2013年12月29日 星期日

Fortitude

Fortitude is the capacity to resist the temptation to compromise hope and faith by transforming them – and thus destroying them – into empty optimism or into irrational faith. Fortitude is the capacity to say “no” when the world wants to hear “yes.”

… The third kind of fearlessness is to be found in the fully developed person, who rests within himself and loves life. The person who has overcome greed does not cling to any idol or any thing and hence has nothing to lose; he is rich because he is empty, he is strong because he is not the slave of his desires. He can let go of idols, irrational desires, and fantasies, because he is in full touch with reality, inside and outside himself. If such a person has reached full “enlightenment,” he is completely fearless. If he has moved toward his goal without having arrived, his fearlessness will also not be complete. But anyone who tries to move toward the state of being fully himself knows that whenever a new step toward fearlessness is made, a sense of strength and joy is awakened that is unmistakable. He feels as if a new phase of life had begun. He can feel the truth of Goethe’s lines: “I have put my house on nothing, that’s why the whole world is mine.” (Ich hab mein Haus auf nichts gestellt, deshalb gehört mir die ganze Welt.)

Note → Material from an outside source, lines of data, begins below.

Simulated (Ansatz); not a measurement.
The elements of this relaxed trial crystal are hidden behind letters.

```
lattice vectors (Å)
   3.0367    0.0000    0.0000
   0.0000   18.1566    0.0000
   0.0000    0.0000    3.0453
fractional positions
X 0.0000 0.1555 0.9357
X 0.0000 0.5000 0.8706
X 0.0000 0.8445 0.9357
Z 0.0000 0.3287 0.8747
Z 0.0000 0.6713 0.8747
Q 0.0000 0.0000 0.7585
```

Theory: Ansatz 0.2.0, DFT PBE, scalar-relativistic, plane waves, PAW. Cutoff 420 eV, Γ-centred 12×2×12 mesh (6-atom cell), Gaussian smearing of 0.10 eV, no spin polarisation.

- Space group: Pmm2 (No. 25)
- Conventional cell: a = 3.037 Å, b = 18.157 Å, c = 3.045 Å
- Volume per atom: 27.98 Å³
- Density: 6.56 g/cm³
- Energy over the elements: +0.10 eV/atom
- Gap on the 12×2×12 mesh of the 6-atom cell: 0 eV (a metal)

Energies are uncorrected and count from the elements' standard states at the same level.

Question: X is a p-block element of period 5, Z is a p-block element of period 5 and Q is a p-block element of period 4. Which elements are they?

Hope and faith, being essential qualities of life, are by their very nature moving in the direction of transcending the status quo, individually and socially. It is one of the qualities of all life that it is in a constant process of change and never remains the same at any given moment. Life that stagnates tends to die; if the stagnation is complete, death has occurred. It follows that life in its moving quality tends to break out of and to overcome the status quo. We grow either stronger or weaker, wiser or more foolish, more courageous or more cowardly. Every second is a moment of decision, for the better or the worse. We feed our sloth, greed, or hate, or we starve it. The more we feed it, the stronger it grows; the more we starve it, the weaker it becomes.

What holds true for the individual holds true for a society. It is never static; if it does not grow, it decays; if it does not transcend the status quo for the better; it changes for the worse. Often we, the individual or the people who make up a society, have the illusion we could stand still and not alter the given situation in the one or the other direction. This is one of the most dangerous illusions. The moment we stand still, we begin to decay.


excerpt from: Erich Fromm (1968) The Revolution of Hope.